# WTF is Impedance

After you read about and understood Ohm’s Law, you learned that when resistors are in series, they share the same current, but have different voltages across them (if their values are different). Current through a series resistance is calculated as input volts divided by total resistance, and voltage across each resistor is calculated as current multiplied by the resistance. So if one resistor is a much larger value than the other, it will have more volts across it. Consider this:

If we only measure the voltage across R2, we will see:

[ V(source) / (R1 + R2) ] * R2

or rearranged as V(source) * R2 / (R1 + R2)
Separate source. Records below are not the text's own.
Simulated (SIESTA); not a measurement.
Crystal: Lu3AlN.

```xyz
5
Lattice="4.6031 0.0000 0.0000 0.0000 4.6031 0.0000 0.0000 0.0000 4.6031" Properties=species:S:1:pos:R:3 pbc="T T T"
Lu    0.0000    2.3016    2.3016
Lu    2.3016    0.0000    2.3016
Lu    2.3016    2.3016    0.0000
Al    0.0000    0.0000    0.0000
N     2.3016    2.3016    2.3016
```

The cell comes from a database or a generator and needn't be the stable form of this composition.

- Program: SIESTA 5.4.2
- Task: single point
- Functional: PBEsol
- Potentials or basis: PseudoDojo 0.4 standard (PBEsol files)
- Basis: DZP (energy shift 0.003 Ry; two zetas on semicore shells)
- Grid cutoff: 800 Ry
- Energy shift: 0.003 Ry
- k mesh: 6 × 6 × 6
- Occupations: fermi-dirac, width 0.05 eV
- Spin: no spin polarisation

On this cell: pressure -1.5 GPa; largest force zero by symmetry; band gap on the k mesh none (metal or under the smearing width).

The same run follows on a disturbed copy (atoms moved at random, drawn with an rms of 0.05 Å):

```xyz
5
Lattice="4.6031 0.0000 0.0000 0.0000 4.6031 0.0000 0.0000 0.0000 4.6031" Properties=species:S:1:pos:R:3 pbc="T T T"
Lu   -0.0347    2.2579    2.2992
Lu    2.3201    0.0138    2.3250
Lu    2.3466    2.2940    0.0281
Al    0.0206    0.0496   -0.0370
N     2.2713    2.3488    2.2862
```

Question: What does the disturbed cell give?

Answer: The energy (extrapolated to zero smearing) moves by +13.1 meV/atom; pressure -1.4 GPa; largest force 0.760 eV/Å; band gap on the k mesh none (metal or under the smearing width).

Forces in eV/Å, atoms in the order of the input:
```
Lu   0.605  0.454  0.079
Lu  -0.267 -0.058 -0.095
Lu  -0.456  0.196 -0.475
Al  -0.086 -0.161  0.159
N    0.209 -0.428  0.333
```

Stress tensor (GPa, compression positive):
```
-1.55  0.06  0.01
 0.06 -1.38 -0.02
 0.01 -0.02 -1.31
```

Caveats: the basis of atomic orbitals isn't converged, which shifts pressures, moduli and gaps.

If we want to see as much of the (fixed) source voltage as possible across R2, we need to either maximize R2’s value or minimize the value of R1. Now here comes the meat and taters. Ready? Impedance is the AC equivalent of DC resistance. Sink that into your thinker and replace R1 with the output impedance of your source and R2 with the input impedance of your amp. Higher input impedance (R2) or lower output impedance (R1) means better voltage transfer. Congratulations, you now successfully understand the basics of the most mysterious DIY audio topic: impedance matching and signal transfer. This kind of circuit analysis is know as Thévenin’s Theorem, or alternatively Norton’s Theorem. The next step is understanding frequency dependant impedance, or reactance.

Think of input and output impedance in your audio equipment like an arrow and target.  Would you rather shoot an arrow at a nickel or the side of a barn?  Unless you’re William Tell, you’d prefer that nice fat barn.  Impedance, when it comes to connecting sources to preamplifiers and preamplifiers to power amplifiers, works in much the same way.  Ideally you want your output impedance to be as small as possible relative to the input impedance that it will be connected to.  Generally, a 1 to 10 ratio is a pretty good minimum difference to design for.

This general concept can also be applied to power supply filters.  Replace R2 with a capacitor (low AC impedance) and R1 with a choke or resistor (high AC impedance).  As long as R2 is little and R1 is big, very little ripple signal will make it through the filter.

Note that with an audio signal, rather than power supply ripple, we often want the opposite. For example, our R1 may be a coupling capacitor, which we want to have a small impedance at the frequencies of interest. Our R2 may be a resistor referencing a grid to ground, where a large impedance minimizes signal lost in R1.

## Impedance and Tubes

Here are theoretical maths to calculate the input and output impedance of grounded cathode amplifiers and cathode followers.  There are plenty more tube arrangements that would involve their own equations, but screw that noise because this shit is already way too technical for WTF-level tube hooliganry.

### Input Impedance

#### Grounded Cathode Amplifier

Math:

Zin = Rg || Zmiller

Why:

If this is the first stage of your amplifier, it’s going to determine the input impedance that whatever you hook up to it sees.  Due to the Miller Effect, it is frequency dependant.

#### Cathode Follower

Math:

Zin = Rg / (1 – stage gain)

Why:

Really this is just interesting because it shows that cathode followers have super high input impedance.  Remember that cathode follower stage gain is always close to 1 so you’re dividing an already fairly large grid resistor by a very small number.

### Output Impedance

#### Grounded Cathode Amplifier

Math:

If Rk is bypassed, Z = Rl || Rp

If Rk is not bypassed, Z = (Rl + Rk*(Mu + 1)) || Rp

Why:

Grounded cathode amplifiers are the simplest way to get voltage gain with a single tube and so they’re all over the place.  It’s good to consider the output impedance of a grounded cathode gain stage when designing what it will be connected to.  In many cases, the plate resistance (Rp) dominates the output impedance, but the load resistance, cathode resistor, and gain may all play a role.

#### Cathode Follower

Math:

Zout = 1 / Gm = Rp / Mu

Why:

Cathode followers are great because they offer a really low output impedance (at the expense of voltage gain).  As should be apparent from the equation, higher transconductance generally means lower output impedance.